Twelve months ago, the Mississippi-based National Federation for Decency (NFD) called for a nationwide boycott of 7-Eleven stores. As a result, more than 5,000 convenience stores nationwide have stopped selling pornographic magazines, according to NFD president Donald Wildmon.

With nearly 7,400 stores, 7-Eleven is the largest retailer of pornography in the country, said Steve Hallman, NFD associate director. “We thought we could have some leverage in … dealing with pornography by attacking it in the family market place,” he said.

In suburban Chicago, a church is waging its own battle against pornography. Steven French, associate pastor of youth at First Baptist Church in Wheaton, Illinois, said his congregation got involved after a parishioner alerted him to the magazines being sold at a nearby 7-Eleven store. In September, French and the church’s senior pastor, David Murdock, asked store manager Frank Hudock, Jr., to remove the offensive magazines. When negotiations failed, the church organized a picket and a boycott of the store. Three other churches joined the effort.

The store manager said sales immediately dropped “dangerously low,” costing him $300 a day in lost business. By December, Hudock had removed all 30 porn magazines from his store. Business had been poor for several months, he said, because of the boycott and competition from a nearby mini-mart that opened in October.

“Everywhere I went it seemed like this community was downright upset about those magazines,” he said. Hudock said his store had earned $6,000 a month from the magazines.

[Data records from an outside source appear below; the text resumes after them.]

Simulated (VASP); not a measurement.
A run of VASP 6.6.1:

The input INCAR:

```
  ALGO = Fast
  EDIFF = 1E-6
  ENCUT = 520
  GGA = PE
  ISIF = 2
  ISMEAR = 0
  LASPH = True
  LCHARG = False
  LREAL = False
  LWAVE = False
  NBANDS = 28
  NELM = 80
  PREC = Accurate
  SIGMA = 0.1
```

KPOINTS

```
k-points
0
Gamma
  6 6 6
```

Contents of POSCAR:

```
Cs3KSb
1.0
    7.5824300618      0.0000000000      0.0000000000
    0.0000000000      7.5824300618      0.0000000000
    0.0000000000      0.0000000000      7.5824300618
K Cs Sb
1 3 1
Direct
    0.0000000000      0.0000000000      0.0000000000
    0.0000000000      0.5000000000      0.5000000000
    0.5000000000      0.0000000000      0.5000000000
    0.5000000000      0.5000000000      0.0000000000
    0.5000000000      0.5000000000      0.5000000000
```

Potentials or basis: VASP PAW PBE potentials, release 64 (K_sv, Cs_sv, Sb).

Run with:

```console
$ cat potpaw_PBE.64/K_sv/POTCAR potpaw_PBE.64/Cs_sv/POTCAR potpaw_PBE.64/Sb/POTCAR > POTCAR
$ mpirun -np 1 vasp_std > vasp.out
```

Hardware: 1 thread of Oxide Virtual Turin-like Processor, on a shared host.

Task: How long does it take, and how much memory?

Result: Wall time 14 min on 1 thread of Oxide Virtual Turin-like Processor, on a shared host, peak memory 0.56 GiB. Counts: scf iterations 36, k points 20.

The church’s victory over pornography was short-lived, however. Hudock resigned as store manager in December because of financial complications he said were unrelated to the boycott. Southland Corporation, which owns and operates most of the 7-Eleven stores across the country, took control of the business. Despite the earlier boycott, Southland said it intended to sell three pornographic magazines in the store. Bob Davis, acting zone manager for Southland, said his company has a policy of selling Playboy, Penthouse, and Forum.

After Hudock removed the magazines, some critics told French the boycott violated the former store manager’s First Amendment rights. Alan Johnson, a member of one of the churches that joined the boycott and professor of New Testament at Wheaton (Ill.) College, voiced a different reason for opposing the effort. “It is inappropriate for the church to become involved in the use of coercive force [such as a boycott],” he said. “When it [the church] gets into the business of coercion it detracts and can even undermine its main mission … which is the proclamation of Christ’s gospel.”

First Baptist, however, is undeterred. If Southland insists on selling the three magazines at the 7-Eleven, the church might organize another boycott. “It would be the last thing we would want to do,” Murdock said. “I would much rather handle it on a one-to-one level.”

Two other convenience stores in the area have agreed to stop selling offensive magazines. The owner of the stores denied that pressure from the church led to his decision. Murdock said First Baptist might organize a boycott of other stores if negotiations fail to rid the town of pornography.

World Scene

The Vatican will dismiss 26 members of religious orders unless they publicly reject their support of a statement affirming that Roman Catholics can disagree on abortion. Twenty-four nuns, a Franciscan priest, and a Roman Catholic brother signed the statement, published as an advertisement in the New York Times. Sponsored by an unofficial group called Catholics for a Free Choice, the ad contended that a significant number of Catholic theologians believe abortion “can sometimes be a moral choice.”

A children’s author in England has been jailed for nine months for helping a friend commit suicide. Annetta Harding, 84, had asked Helen Hough to suffocate her if a drug overdose failed to kill her. Two hours after Harding took the drug overdose, Hough put a plastic bag over her friend’s head. Hough pleaded guilty to attempted murder.

The Jesuit order has expelled a Nicaraguan priest for refusing to give up his post as education minister in the Sandinista government. Fernando Cardenal, the only Jesuit among four priests who hold high-ranking positions in the Nicaraguan government, violated a church ban on priests in politics. While Cardenal has not been defrocked, he cannot perform priestly functions without the permission of a bishop.

The head of a center that studies religion in Communist lands told the World Council of Churches (WCC) that it has failed in its policy toward the Soviet Union. Michael Bourdeaux said the WCC—by trying to appease Soviet churches—has misled its membership on the actual condition of persecuted believers in the USSR. He said the Soviet Union’s policy on religious liberty and human rights has hardened since 1979.

The Roman Catholic Church in England and Wales has finalized guidelines for the reception of married Anglican clergymen as Catholic priests. Factors to be considered will include the candidate’s theological training, his family situation, and his relationship with the church he is leaving. Some of the applicants are believed to be Anglo-Catholic priests who oppose a move to ordain women in the Church of England.